Byron Buxton has fooled us before, so let's proceed with caution here even though the question is worth asking: Is the Twins center fielder figuring things out at the plate for good and turning a corner offensively, or is this just a hot streak?

It's worth being careful because similar questions were being asked late in 2016, when Buxton cracked nine home runs and had an OPS of 1.011 in 29 games after coming back to the Twins starting Sept. 1. Enthusiasm over Buxton's production carried over into the spring of 2017, when he hit .283 with a .908 OPS in Florida — numbers impressive enough for manager Paul Molitor to pencil Buxton into the No. 3 spot in the batting order at the start of the year.

And yet we know what has happened to that optimism in previous stints: it has caused us to look foolish in retrospect when Buxton slides backward. He started this season 1-for-18 with 11 strikeouts while batting third, earning a quick demotion to lower spots in the order. From there, the strikeouts piled up as Buxton often once again looked lost at the plate — bereft of a workable approach to hitting major league pitching, particularly anything that broke away from him.

With that as a preamble, let's talk again about Buxton. Because for as hot as other Twins hitters have been lately (Eddie Rosario and Brian Dozier chief among them), Buxton has perhaps a little more quietly put together a very impressive run of games.

If we go back to July 4 — a span of just 19 games for Buxton because of an injury and the All-Star break — he's hitting .371 in that stretch with a .920 OPS. If we look only at the last 13 games since Aug. 1 when he returned from injury, we still find Buxton hitting .317. He's also crept up in the batting order to No. 6 a couple times in that span — the first times since the first four games of the season that he's batted even that high.
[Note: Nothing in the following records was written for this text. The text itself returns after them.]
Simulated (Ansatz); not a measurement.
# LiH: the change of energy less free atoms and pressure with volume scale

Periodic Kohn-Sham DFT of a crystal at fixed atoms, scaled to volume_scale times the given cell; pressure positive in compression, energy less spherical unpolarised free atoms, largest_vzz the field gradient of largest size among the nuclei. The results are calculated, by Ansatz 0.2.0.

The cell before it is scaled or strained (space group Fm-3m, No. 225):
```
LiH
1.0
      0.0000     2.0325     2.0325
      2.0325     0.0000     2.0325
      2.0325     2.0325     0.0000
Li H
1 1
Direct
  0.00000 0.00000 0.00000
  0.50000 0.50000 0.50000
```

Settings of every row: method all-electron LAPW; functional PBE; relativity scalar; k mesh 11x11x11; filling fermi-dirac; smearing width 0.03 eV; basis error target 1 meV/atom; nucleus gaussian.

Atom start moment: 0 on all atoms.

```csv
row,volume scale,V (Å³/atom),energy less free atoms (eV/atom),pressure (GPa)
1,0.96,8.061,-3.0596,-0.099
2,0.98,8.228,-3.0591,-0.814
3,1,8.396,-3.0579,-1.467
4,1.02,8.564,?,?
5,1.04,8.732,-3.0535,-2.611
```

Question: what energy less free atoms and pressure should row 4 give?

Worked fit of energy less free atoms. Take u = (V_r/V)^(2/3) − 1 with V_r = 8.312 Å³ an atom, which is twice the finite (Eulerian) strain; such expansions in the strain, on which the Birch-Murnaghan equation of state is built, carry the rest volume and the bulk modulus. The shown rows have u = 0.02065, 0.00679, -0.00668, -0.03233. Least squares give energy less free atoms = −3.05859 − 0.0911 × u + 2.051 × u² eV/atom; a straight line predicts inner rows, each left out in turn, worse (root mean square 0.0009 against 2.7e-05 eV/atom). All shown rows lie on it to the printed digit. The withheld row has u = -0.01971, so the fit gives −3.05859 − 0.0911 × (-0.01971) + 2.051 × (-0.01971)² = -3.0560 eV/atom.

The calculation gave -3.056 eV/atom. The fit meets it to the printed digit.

Just as important as the change in his numbers — Buxton was hitting below .200 and striking out at a ridiculous rate through the first half of the season — is Buxton's change in approach. The last two games in Detroit provided a microcosm: on Saturday, Buxton drove a pitch down the middle to right field for an opposite-field home run (his first, in fact, since July 4).

On Sunday, in an exceedingly impressive at-bat, on a 2-2 pitch Buxton hit a 92 mph fastball at the knees on the outside corner up the middle for an RBI single that broke a late tie and gave the Twins a vitally important victory over Detroit. (Frame grab shown here).

His plate coverage is light years ahead of where it was earlier this year as he allows the ball to travel farther and uses all fields. The change is intentional: "I did some work in the cage," Buxton said recently. "Kind of got myself back on track, letting the ball travel to me a little more" before swinging.

But is it sustainable? Buxton is putting more balls in play, but even with his speed his .400 average on balls in play this month will flatten out at some point. That said, this feels like the most sustainable version of "good" Buxton we have seen in his parts of three years with the Twins. You can explain away a September tear against mediocre pitching or a strong spring far more easily than a bunch of hits to right and center — many off of good pitches.

The next step, of course, is replication instead of regression. And the step after that will be attempting to mix the power from the end of last year with the all-field approach of this year.

One thing is for sure: Buxton is already a game-changing player on defense. If Buxton has turned a corner at the plate, it changes the entire lineup. That's how dynamic Buxton can be — and has been lately.